In light of the above, the Norwegian Government is therefore of the opinion that it is justified to have a scheme which in a sufficient way ensures the payment of VAT by non-established taxable persons. 

4.2.    The need for a modernization of the current VAT representative scheme
Before 1 May 1977, foreign non-established businesses were not allowed registration for VAT purposes in Norway. This led to unfortunate effects such as instances of double-taxation and competitive disadvantages for Norwegian businesses who were under the obligation to calculate and pay VAT on their sale of (equivalent) goods and services. The current VAT representative scheme therefore came into force on 1 May 1977, allowing Norwegian authorities to secure oversight, compliance and payment of VAT, whilst also allowing the non-established businesses to register for VAT purposes in Norway.

The Norwegian Government recognize that the current VAT representative scheme with, inter alia, its obligation to submit all sales documents (invoices) for sales of goods and services through the VAT representative, might seem cumbersome and outdated.

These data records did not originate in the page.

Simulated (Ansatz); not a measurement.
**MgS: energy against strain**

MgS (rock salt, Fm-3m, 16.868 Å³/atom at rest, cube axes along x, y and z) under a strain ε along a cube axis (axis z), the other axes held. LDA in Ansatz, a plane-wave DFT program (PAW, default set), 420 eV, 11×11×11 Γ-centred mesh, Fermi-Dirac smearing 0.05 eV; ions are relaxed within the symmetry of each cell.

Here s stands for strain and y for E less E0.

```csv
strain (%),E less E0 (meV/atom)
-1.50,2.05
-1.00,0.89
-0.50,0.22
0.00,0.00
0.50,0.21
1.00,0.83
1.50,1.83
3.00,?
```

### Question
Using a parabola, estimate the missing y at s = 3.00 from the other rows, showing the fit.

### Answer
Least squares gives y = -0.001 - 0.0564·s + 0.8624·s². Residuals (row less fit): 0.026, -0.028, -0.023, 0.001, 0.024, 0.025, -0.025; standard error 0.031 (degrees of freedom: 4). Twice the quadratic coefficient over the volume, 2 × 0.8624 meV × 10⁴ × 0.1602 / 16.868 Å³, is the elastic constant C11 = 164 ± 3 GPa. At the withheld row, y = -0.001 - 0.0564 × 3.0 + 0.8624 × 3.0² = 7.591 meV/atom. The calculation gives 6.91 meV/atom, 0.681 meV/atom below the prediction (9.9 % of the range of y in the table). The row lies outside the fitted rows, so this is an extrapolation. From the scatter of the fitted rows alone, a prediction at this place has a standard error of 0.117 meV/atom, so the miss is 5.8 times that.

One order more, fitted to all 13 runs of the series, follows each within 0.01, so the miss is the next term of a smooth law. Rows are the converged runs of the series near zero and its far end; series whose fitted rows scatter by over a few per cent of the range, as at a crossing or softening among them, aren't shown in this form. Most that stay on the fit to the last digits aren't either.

In light of the above, and as also stated in our previous correspondence, the rules regarding VAT representatives are currently under revision by the Norwegian Tax Authorities. The working group that has been evaluating the current VAT representative scheme has presented the Ministry of Finance with an extensive (non-official) internal report which requires further work, and has the potential of constituting significant changes to the Norwegian VAT Act.

Based on our need to have effective legal instruments to ensure that VAT is paid in accordance with the national rules and regulations, and in light of the current evaluation process of the VAT representative scheme, as well as this reasoned opinion, the Norwegian Government suggests a two-step approach consisting of immediate solutions and a long term development of a modern VAT system for non-established businesses operating in Norway. 

4.3.     A two-step approach for modernizing the current VAT representative scheme and the time frame for the implementation of the new policies

4.3.1.  Immediate solutions
According to the VAT Act Section 11-1 paragraph 3, the non-established business and the representative are jointly and severally liable for the payment of VAT, although the VAT debt initially will be collected from the non-established business. As mentioned above, this requirement has been regarded as important to the Norwegian authorities due to considerable challenges regarding control, penalties and collection of VAT from non-established businesses. Thus, the requirement has a preventive role, serving as a safeguard for the authorities.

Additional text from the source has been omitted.